Bounded Rationality and the Heuristic Slot Machine Gun

Deric's picture

"I know that most men, including those at ease with problems of the greatest complexity, can seldom accept the simplest and most obvious truth if it be such as would oblige them to admit the falsity of conclusions which they have proudly taught to others, and which they have woven, thread by thread, into the fabrics of their life" - Leo Tolstoy

Everyday, no matter what hour, in dimly lit smoke filled rooms across America you will find people of all classes and creeds pumping their hard earned dollars into sadist machines awaiting a large cash reward that will most likely never come. Even when confronted with the unpropitious odds, most gamblers will continue to pull the lever and watch the lemons, cherries, or what ever brightly colored icon the casino has dreamed up, start to spin and then slowly come to a rest still hungry for more of the gamblers money. These wagering pleasure seekers justify their actions with an irrational belief, or rather, faith that this one time they are above the odds and “luck” will prevail. It’s not uncommon for a pathological gambler to inform a fellow gambler of the odds, but then truly believe that the mathematical odds don’t apply to themselves because of their good luck. How can this be? How can someone know the rational truth yet decide to ignore it? Why risk loosing your money when money is the one thing your after? Studies have shown that between 5 and 15 million Americans suffer from a pathological gambling disorder. However, this irrational phenomena is not reserved just for gamblers. It can be witnessed in an even worse, and far more dangerous slave to the heuristic slot machine gun, the religious practitioner.

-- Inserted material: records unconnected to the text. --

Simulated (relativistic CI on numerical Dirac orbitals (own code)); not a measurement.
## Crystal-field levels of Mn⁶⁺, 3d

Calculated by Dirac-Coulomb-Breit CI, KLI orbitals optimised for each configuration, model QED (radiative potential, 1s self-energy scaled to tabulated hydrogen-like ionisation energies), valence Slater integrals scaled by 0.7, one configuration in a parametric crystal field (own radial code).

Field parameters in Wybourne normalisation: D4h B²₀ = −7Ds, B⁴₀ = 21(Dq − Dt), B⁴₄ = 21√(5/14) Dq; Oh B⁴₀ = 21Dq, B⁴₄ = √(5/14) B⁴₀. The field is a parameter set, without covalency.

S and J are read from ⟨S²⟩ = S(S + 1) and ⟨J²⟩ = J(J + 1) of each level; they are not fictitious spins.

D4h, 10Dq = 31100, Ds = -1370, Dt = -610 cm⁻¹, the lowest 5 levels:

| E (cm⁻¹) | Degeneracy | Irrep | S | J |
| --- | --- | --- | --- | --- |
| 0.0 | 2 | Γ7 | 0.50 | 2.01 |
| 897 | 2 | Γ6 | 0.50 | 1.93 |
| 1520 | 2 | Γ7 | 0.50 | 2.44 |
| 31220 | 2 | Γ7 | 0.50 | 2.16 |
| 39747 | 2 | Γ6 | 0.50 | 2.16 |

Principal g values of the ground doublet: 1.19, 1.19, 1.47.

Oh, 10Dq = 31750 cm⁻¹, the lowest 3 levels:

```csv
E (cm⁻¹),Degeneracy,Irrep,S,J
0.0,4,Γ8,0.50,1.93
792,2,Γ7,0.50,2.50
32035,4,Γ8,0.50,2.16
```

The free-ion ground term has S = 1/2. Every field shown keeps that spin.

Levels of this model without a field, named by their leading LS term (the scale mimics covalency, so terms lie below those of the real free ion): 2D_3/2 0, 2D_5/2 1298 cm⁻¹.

One of the ironies of the western world is that many of the most respected educational facilities are affiliated with religion, some even go as far as to being named after "miracle" working saints. I’m aware that religion, and the ideas presented below, are not held strictly for the collegiate. This contradiction of universal education and religion sharing a unity is present whenever religion is involved in the cognitive process. It insists on basing rationality on an a priori, such as the Bible or Qur'an, and then leaving all decision making to what I call the heuristic slot machine gun. To clarify, two psychologists Amos Tversky and Daniel Kahneman did extensive studies on heuristics, or mental shortcuts. One of the types of heuristics they discovered is that of availability. Availability heuristic involves making predictions, or estimating probability, based on instances and emotional faculties that come to mind with more ease than actually using math for decision making. This is an adaptive trait that evolved possibly to help us save time when making decisions on the spur such as seeing a predator and fleeing the scene because we’re scared, instead of wasting time trying to identify the predator only to becomes its lunch while doing so. This process of decision making is not held only to predatorial situations. For example, you may estimate that many people drive Nissans if most of your friends do. Or you may make predictions on the national divorce rate based on how many people you know who’ve gone through a divorce. The religious mind becomes the heuristic slot machine gun because it not only binds rationality, but it tells people to not even think as far as availability heuristics go and base all rational on what a dated incomplete piece of fiction tells you to, which, in many cases, is like pulling the lever on the machine and watching it fire in the face of humanity.

Our ability to use reason and make sound decisions is dependent on evaluating alternatives and making choices among them. Now, with this considered and studies done by by Herbert Simon the 1978 Nobel prize winner in economics, it is understood that humans use sensible decision making strategies to the existent of their cognitive limitations. This means that even what may seem like a rational choice when looking from your own perspective my still be an irrational decision. This is unfortunately part of being human, however, it’s the part that science tries to help by giving us procedures and strategies to overcome our own cognitive fallacies. When religion comes into play people not only narrow their perspective down to their own subjective experience but they use religion, which is simply one other subjective ideal, as a funnel limiting their perspective and distorting the path to truth. It is in this process that science and religion cannot coexist.

If one chooses religion as the path to ultimate truth you will not be able to find it. One of the many follies of choosing religion is that it’s only a carrier for bounded rationality and the heuristic slot machine gun. It is a dangerous narrowing of the mind through the addictive properties of having your thoughts laid out before you. It is the ultimate example, in and of its self, of a weak inductive argument. Though it is known in the existential and psychological worlds that synthetic truths can be valid, which I will write about later, it is ours who understand the appeal of rationality to strive for a clearer understanding, not settling for a grape jolly rancher when we know that it tastes nothing like a grape at all. This means not settling for the slot machine to aid us in survival when we know that in reality it takes hard work.

Mikayla_Starstuff's picture

Bounded rationality

Thanks for sharing that, it was a very interesting and educational read. I've heard of bounded rationality before, and I've come to the comclusion that we all use it to make decisions when we just don't have the time or the brain power to consider all possible options. For a person who is religious, the religion only further bounds their rationality so that they only consider choices that their particular religion endorses--in other words they have a closed mind.

 

So everyone does it, but people bound by religion or some other ideology do it worse.